Today I demonstrated how you can import data into your TurtleStitch composition and use it to determine how your design is rendered.
Working with data imported as a list(Click each section to jump down.)
These days data is everywhere and there are many, many places you can go searching for datasets to work with in an exercise like this. You can even create your dataset very easily and organize it using any spreadsheet application. After working through this exercise using a found dataset, you should understand how you could create a similar composition on your own using data that you find or create yourself.

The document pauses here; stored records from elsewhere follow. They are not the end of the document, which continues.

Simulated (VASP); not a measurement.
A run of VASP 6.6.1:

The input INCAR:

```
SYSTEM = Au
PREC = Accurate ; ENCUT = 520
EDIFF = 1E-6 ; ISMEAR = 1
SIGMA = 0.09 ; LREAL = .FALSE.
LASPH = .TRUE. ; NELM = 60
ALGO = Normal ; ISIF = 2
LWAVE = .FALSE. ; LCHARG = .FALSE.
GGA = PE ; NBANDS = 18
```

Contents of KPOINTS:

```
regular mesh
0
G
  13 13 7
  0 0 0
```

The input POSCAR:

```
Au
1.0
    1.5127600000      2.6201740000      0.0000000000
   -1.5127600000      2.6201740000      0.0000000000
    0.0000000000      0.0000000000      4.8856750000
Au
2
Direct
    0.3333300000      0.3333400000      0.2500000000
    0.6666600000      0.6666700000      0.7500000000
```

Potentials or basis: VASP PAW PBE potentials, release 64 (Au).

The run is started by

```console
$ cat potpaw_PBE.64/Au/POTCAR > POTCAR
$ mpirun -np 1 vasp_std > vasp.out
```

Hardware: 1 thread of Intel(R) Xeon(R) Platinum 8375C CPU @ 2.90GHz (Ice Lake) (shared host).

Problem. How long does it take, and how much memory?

The NYC Open Data project is one place where you can find many datasets to work with. In this case these are all collections of data about various activity in New York, including transportation, education, housing, crime, and natural life. Because I've had students work with it in the past, for this demo I'm going to use the 2018 Central Park Squirrel Census. (Shoutout to Kasper Bielecki and Anne Chen for finding this and working with it in "Code Toolkit: Python" this semester.)
To work with data in TurtleStich today, we are going to start with CSV data, which stands for comma-separated values. There are other ways to work with datasets, but for now I would recommend that you stick with CSV. If you get more comfortable with this perhaps you can experiment with other formats.
Files in CSV format are comprised of data arranged in rows, and as the name implies, each row is made up of data values that are separated by commas. This format — a file full of rows, where each row is a list of values — is very similar to a spreadsheet, which is also comprised of rows and columns. It is very easy to convert a CSV file into a spreadsheet and vice versa.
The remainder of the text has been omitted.